There are few things crueller than the death of a child. It is a loss of such life-altering magnitude that it seems incredible bereaved parents are able to carry on.

Obviously, crucial to a family’s ability to get through this most difficult time is the support of those around them. This support should not come solely from friends and relatives. The state has its part to play, too.

South of the Border, councils have abolished charges for the burials of children. This is a small but important gesture, removing a level of bureaucratic and financial stress from parents already trying to get through the darkest days of their lives.

The Labour MP Carolyn Harris – who had to get a loan to pay for her eight-year-old son Martin’s funeral – has played a leading role in persuading local authorities across England and Wales to waive the cost of burying a child. Now she wants Scotland to follow suit.

Ms Harris has written to First Minister Nicola Sturgeon asking the Scottish Government to step in and cover interment fees which are still charged by eight councils.

We sincerely hope the First Minister is sympathetic to Ms Harris’s request. Around 400 Scottish families lose a child each year and with burial costs reaching as much as £800, many are forced into debt just to see that their son or daughter is laid to rest with dignity.

In the great scheme of thing, the cost to the Scottish Government of covering these charges would be negligible yet the impact would be huge.

Currently, parents may or may not be charged for their child’s interment depending on where in the country they live. The existence of this bleak lottery is not acceptable.

The Scotsman believes that there are debates to be had about the value of universal benefits in a number of areas but common decency says no discussion is required in this instance.

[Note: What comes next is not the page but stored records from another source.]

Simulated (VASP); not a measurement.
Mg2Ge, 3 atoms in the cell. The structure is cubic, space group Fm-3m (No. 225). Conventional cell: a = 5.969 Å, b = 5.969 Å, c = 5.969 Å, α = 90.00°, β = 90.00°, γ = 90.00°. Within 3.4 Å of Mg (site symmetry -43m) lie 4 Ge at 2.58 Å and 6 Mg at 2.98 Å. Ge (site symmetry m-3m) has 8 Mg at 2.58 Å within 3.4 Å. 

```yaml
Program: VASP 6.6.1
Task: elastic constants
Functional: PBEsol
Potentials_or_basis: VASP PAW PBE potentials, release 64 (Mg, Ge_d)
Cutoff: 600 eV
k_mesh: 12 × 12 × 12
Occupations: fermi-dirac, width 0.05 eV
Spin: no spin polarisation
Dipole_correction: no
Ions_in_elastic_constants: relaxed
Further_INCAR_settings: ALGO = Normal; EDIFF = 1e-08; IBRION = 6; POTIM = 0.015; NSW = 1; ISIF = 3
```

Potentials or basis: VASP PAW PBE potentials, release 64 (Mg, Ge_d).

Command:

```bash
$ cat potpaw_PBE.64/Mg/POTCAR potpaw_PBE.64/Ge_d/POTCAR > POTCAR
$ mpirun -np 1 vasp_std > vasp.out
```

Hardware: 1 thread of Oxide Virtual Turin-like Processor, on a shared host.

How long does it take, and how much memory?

We Scots are fond of telling ourselves – and anyone who cares to listen – that we are a peculiarly compassionate people with an innate sense of right and wrong.

Perhaps this is the view seen in a rose-tinted mirror but if we aspire to see the decent, fair society that we so often say we do, then the case for ending charges for the burial of children is cut and dried.

Nicola Sturgeon has the power to do the right thing. We hope she does just that.